Sections B and C are known as Examination Gobbets. A Gobbet is a short documentary extract, image or other historical source that has been selected to illustrate a particular theme. Writing a Gobbet answer involves providing a commentary that is concise, precise and focused. It is not a mere paraphrase of the document or a translation into your own words, which adds nothing to the reader's understanding of the source. Nor is it the starting point for an essay.

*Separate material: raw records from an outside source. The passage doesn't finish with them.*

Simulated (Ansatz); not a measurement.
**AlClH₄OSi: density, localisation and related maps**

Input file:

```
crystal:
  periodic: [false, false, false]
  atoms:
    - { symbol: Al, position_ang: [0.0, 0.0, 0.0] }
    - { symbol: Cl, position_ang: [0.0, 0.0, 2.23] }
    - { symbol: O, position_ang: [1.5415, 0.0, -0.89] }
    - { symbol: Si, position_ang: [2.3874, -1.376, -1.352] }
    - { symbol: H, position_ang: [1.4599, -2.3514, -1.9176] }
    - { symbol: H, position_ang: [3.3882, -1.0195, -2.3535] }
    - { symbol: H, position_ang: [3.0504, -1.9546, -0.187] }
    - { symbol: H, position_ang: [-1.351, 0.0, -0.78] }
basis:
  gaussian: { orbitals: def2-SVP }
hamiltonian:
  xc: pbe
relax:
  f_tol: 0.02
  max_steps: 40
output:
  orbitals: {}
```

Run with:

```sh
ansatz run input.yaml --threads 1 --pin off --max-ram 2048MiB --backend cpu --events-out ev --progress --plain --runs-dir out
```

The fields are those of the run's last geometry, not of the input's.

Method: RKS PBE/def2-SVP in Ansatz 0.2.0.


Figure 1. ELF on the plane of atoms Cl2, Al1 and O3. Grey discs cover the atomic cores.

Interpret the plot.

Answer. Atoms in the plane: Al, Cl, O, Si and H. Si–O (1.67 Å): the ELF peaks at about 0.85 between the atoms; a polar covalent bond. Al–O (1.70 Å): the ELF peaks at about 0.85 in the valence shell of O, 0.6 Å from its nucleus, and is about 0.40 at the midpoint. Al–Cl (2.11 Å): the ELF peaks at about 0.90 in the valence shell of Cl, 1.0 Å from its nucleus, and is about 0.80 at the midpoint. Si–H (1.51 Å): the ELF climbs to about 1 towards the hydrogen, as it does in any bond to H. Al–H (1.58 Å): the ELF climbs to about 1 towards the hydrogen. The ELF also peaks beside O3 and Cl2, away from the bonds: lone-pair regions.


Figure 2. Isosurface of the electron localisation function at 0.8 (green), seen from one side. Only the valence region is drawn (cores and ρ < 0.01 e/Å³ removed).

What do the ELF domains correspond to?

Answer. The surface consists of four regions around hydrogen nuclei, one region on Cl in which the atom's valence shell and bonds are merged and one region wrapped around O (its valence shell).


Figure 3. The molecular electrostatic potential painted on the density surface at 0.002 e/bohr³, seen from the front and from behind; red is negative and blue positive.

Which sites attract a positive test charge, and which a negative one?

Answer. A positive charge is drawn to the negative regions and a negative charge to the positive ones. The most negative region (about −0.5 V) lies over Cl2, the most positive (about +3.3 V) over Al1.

A successful Gobbet answer:

  1. Describes the general significance of the source.
  2. Discusses the context of the source, providing commentary on the nature of the source (originally published, unpublished, limited circulation or secret, and text, illustration, statistical or other) and on its origins and dating.
  3. Describes the authorship of the source, the status or background of the author(s), and the role or significance of the author(s) in the social, political, diplomatic, cultural or intellectual context of the time concerned.
  4. Discusses the content of the source, paying particular attention to meanings of terms, words or symbols, language used, and the content of the immediate extract.
  5. Discusses the arguments, bias, subjectivity or views of the source, whether explicit or implicit.
  6. Discusses the intended audience of the source.
  7. Discusses the usefulness of the source for the historian, in terms of its utility as a source of information and data, in terms of its reliability, accuracy, comprehensiveness or partiality, and in terms of what it reveals concerning contemporary ideas, prejudices, mores, opinions, attitudes, state of knowledge, or discourses at the time it was written or produced.
  8. Is written in good English, but does not include footnotes/endnotes or a bibliography.

 

A sample examination is included below.


(SAMPLE EXAMINATION FOR AMERICAN HISTORY LEVEL 2)

DEGREE OF MA: MODERN HISTORY LEVEL 2 EXAM

SOCIETY, CULTURE, POLITICS AND POWER IN NORTH AMERICA,
FROM FIRST CONTACT TO THE PRESENT

One and a half hours

Candidates should answer ONE question from Section A, write an explanatory commentary on ONE extract from Section B, and write an explanatory commentary on ONE extract from Section C.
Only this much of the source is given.